The element having \([Ar]3d^{10}4s^1\) electronic configuration is
Show Hint
Copper (Cu) has an electron configuration of \( [Ar] 3d^{10} 4s^1 \), which is an exception to the general electron configuration rule due to stability gained by a filled 3d subshell.
To solve the problem, we need to identify the element with the electronic configuration [Ar]3d\(^{10}\)4s\(^1\).
1. Understanding the Configuration: The configuration [Ar] represents the electron configuration of argon, which is 1s\(^2\)2s\(^2\)2p\(^6\)3s\(^2\)3p\(^6\), accounting for 18 electrons. The additional 3d\(^{10}\)4s\(^1\) indicates: - 3d\(^{10}\): 10 electrons in the 3d subshell. - 4s\(^1\): 1 electron in the 4s subshell. Total electrons = 18 (from [Ar]) + 10 (3d) + 1 (4s) = 29 electrons.
2. Determining the Element: The number of electrons in a neutral atom equals its atomic number. An element with 29 electrons has an atomic number of 29, which corresponds to copper (Cu) on the periodic table.

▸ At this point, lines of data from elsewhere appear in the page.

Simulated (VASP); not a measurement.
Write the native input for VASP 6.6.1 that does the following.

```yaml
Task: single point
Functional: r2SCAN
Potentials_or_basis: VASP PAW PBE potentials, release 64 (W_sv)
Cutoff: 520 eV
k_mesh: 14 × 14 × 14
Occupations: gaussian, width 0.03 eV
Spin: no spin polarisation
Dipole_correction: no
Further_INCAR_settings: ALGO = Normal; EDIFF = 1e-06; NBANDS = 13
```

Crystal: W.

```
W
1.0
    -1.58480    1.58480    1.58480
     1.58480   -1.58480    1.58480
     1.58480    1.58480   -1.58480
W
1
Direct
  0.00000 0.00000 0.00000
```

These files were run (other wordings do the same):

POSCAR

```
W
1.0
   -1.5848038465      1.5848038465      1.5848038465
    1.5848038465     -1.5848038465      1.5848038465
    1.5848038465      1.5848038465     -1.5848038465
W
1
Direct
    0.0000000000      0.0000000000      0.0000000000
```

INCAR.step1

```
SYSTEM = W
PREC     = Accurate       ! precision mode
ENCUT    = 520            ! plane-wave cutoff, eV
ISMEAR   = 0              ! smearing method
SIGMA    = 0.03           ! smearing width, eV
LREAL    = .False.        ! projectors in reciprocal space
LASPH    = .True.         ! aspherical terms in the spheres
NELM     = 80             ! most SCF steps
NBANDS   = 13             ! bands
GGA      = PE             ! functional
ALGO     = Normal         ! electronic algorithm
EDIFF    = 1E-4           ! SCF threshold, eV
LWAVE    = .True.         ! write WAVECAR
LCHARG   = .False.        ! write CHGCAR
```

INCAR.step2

3. Verifying the Configuration: Copper (Cu, atomic number 29) has the expected ground state configuration. The noble gas core [Ar] is followed by the filling of the 4s and 3d orbitals. Typically, for transition metals, the 4s orbital fills before 3d. However, copper is an exception: - Expected: [Ar]4s\(^2\)3d\(^9\) - Actual: [Ar]4s\(^1\)3d\(^{10}\) This exception occurs because a fully filled 3d subshell (3d\(^{10}\)) is more stable than a partially filled one, so an electron from 4s moves to 3d, resulting in [Ar]3d\(^{10}\)4s\(^1\), which matches the given configuration.
Final Answer: The element with the electronic configuration [Ar]3d\(^{10}\)4s\(^1\) is copper (Cu).